Fourteen legislators were named as “Most Corrupt Members of Congress” in the seventh annual report issued by the Citizens for Responsibility and Ethics in Washington (CREW). Bishop was among five others named to CREW’s “Dishonorable Mention” list for allegedly using their office for personal gain. The 19 lawmakers identified in the report either violated the law or showed lack of regard for congressional ethics and rules, according to CREW.
“CREW’s definition of corruption goes beyond assessing whether someone technically violated a criminal law,” the report states. “It encompasses public officials who fail to act responsibility and ethically, and who instead place a personal or special interests before those of the public.”
Twelve Republicans and seven Democrats were named to the lists; Albany’s other federal legislators, Sens. Saxby Chambliss and Johnny Isakson, are not cited.
Melanie Sloan, CREW’s executive director, said the most shocking ethical violators on the list are Reps. Joe Walsh (R-Ill.), Michael Grimm (R-N.Y.), Gregory Meeks (D-N.Y.) and Charlie Bass (R-N.H.) because they clearly broke the law.
Also listed in the report are Reps. Vern Buchanan (R-Fla.), Stephen Fincher (R-Tenn.), Frank Guinta (R-N.H.), Nick Rahall (D-W.Va.), Laura Richardson (D-Calif.), David Rivera (R-Fla.), Hal Rogers (R-Ky.), Jean Schmidt (R-Ohio) and Maxine Waters (D-Calif.), and Sen. David Vitter (R-La.).
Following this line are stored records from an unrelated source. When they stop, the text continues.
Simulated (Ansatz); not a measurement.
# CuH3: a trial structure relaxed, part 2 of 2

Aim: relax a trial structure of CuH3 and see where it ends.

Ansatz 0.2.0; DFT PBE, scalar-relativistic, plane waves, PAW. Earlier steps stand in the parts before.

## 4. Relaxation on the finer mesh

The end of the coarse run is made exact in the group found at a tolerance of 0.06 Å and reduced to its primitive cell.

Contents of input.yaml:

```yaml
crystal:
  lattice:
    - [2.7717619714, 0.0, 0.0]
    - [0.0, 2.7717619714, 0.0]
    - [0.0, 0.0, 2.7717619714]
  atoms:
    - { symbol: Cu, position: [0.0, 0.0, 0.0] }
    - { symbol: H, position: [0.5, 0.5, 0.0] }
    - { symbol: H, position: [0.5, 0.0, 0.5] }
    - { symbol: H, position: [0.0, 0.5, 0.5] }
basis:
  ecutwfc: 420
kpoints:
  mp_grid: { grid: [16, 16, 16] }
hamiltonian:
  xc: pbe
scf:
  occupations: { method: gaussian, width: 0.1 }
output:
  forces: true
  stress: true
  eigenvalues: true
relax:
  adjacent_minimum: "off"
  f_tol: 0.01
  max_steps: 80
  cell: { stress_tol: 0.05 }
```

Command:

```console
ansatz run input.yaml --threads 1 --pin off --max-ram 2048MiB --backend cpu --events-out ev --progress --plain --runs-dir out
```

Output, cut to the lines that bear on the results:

Listed with Bishop as “dishonorable mentions” category are Rep. Joe Barton (R-Texas), Shelley Berkeley (D-Nev.), Eddie Bernice Johnson (D-Texas) and Jeff Denham (R-Calif.), whom Sloan said was the “most shameful” instance in the report.
“Congressional approval ratings are at an all-time low, and one look at this collection of Washington’s worst shows why,” Sloan said in a statement. “Neither political party has a monopoly on shady conduct. In fact, it’s the only thing that seems bipartisan these days.”
Following is an excerpt from the CREW report regarding Bishop:
“The CBCF is a nonprofit charitable group that operates separately from the Congressional Black Caucus (CBC). The foundation is financed by large corporate donors, and provides $10,000 in scholarship funds annually for each CBC member to distribute to students in their district. The amount of the scholarships can vary, but generally falls between $1,000 and $2,000.
Between 2001 and 2005, Rep. Bishop awarded at least eight scholarships to people with connections to him, his office, or his wife, Columbus Municipal Court Clerk Vivian Creighton Bishop. Rep. Bishop gave a scholarship to his stepdaughter, Aayesha Owens Reese, in 2003. He also awarded Emmaundia Whitaker, his wife’s niece, scholarships in 2003 and 2005. In addition, Rep. Bishop gave several scholarships to his and his wife’s employees’ relatives. In 2001, he awarded a scholarship to Bonica Smith, the daughter of his wife’s deputy. In 2003, Rep. Bishop granted a scholarship to Kelli Blair, the daughter of Columbus Municipal Court Deputy Clerk Shirley Blair. Rep. Bishop awarded one scholarship to Tiffany Tisdale, the niece of Rep. Bishop’s field representative, Doris Gillispie, and another to Jonathan Alston, a former congressional intern, temporary employee in Rep. Bishop’s office, and campaign volunteer, even though he didn’t live in Rep. Bishop’s district. Rep. Bishop also gave a scholarship to Sherletha Thomas, who once worked for Ms. Bishop and is now married to Rep. Bishop’s district director, Kenneth Cutts.
According to foundation officials, lawmakers generally use selection committees to pick scholarship winners. Rep. Bishop said he never used such a committee, but the process he did follow to choose the scholarship recipients is unclear. Rep. Bishop told the Associated Press he had not known about the scholarships awarded to his stepdaughter and niece before news reports surfaced, and “was not involved in that at all.” He said that either officials at the foundation or a fundraising group of CBCF lawmakers’ spouses gave out the scholarships without his participation. Mrs. Bishop chaired the fundraising spouses group from 2003 to 2005, the time period coinciding with the majority of the questionable scholarship awards. Rep. Bishop confirmed Mrs. Bishop “had a role in the selection process,” though he did not provide details. Rep. Bishop also stressed that the CBCF’s rules at the time did not explicitly prohibit scholarships for family members.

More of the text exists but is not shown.